SIMON STONE
Thrown Together: Works from 2011
EXHIBITION TEXT
Solo Exhibition
08.12.11 - 31.01.12
SMAC Art Gallery is pleased to present Thrown Together, an exhibition of new paintings by Simon Stone.
Simon Stone’s new series of paintings portrays a personal exploration of elusive memories, dreams and recollections – the silhouette of a receding landscape, framed cityscapes, lone figures or female forms, distinctly recurring motifs, lines, holes, slices and brief stops. Compositionally the paintings are split and fragmented, divided into a series of singular conversations and moments caught in their own time. Simple and complex, the paintings are other-worldly and magical, while remaining quietly every-day.
Stone explains his creative process: ‘I do not think about meaning, it comes out in the end, what is meaningful to me…I spot something and I take it further’.
As the exhibition title suggests, ideas are ‘thrown together’. Seemingly unrelated objects, people and places, each with their own identity and meaning for the artist, are placed together on the canvas – intuitively structured and fluidly executed in ‘the way it had to happen’ so that ‘it could not have been anything else’. There is a juxtaposing of separate ideas and visual commentaries, but Stone ties these together in his own internalised vocabulary and library of references. Working unconsciously or otherwise, Stone meticulously assembles a ‘visual message’.
Like sketches from memory, these narratives are moments in time and the viewer is allowed to look through the ‘window of a reality’ that Stone creates
Stone draws his inspiration from newspaper clippings, images in magazines, photographs, travels and the world he observes around him. Watercolour sketches contained in the artist’s chronologically catalogued sketch books are also brought back to the present, inspiring new works.
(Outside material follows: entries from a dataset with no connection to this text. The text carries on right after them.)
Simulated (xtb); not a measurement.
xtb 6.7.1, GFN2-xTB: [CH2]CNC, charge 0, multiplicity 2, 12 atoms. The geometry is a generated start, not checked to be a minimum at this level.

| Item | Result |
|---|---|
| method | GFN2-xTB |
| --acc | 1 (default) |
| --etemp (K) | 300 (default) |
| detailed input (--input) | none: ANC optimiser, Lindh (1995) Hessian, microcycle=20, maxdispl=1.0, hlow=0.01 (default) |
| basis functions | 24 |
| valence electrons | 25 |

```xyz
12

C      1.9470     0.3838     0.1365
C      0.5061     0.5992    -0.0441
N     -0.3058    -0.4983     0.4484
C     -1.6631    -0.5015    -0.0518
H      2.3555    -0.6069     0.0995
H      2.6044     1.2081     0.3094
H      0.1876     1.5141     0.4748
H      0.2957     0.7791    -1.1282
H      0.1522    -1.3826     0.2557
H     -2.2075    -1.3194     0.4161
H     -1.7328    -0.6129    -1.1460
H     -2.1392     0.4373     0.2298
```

‘I work from drawings, and then it changes… better… more, inevitable- more right. I know then it is the only way it could be, that it had to happen this way’ says Stone.
Still life painting also forms part of this new body of work. Here, large numbers of objects are arranged together and compiled as a series of props providing the various elements in his creative equations. Stone explains that they are straightforward, simple and direct ‘observations and object lessons’.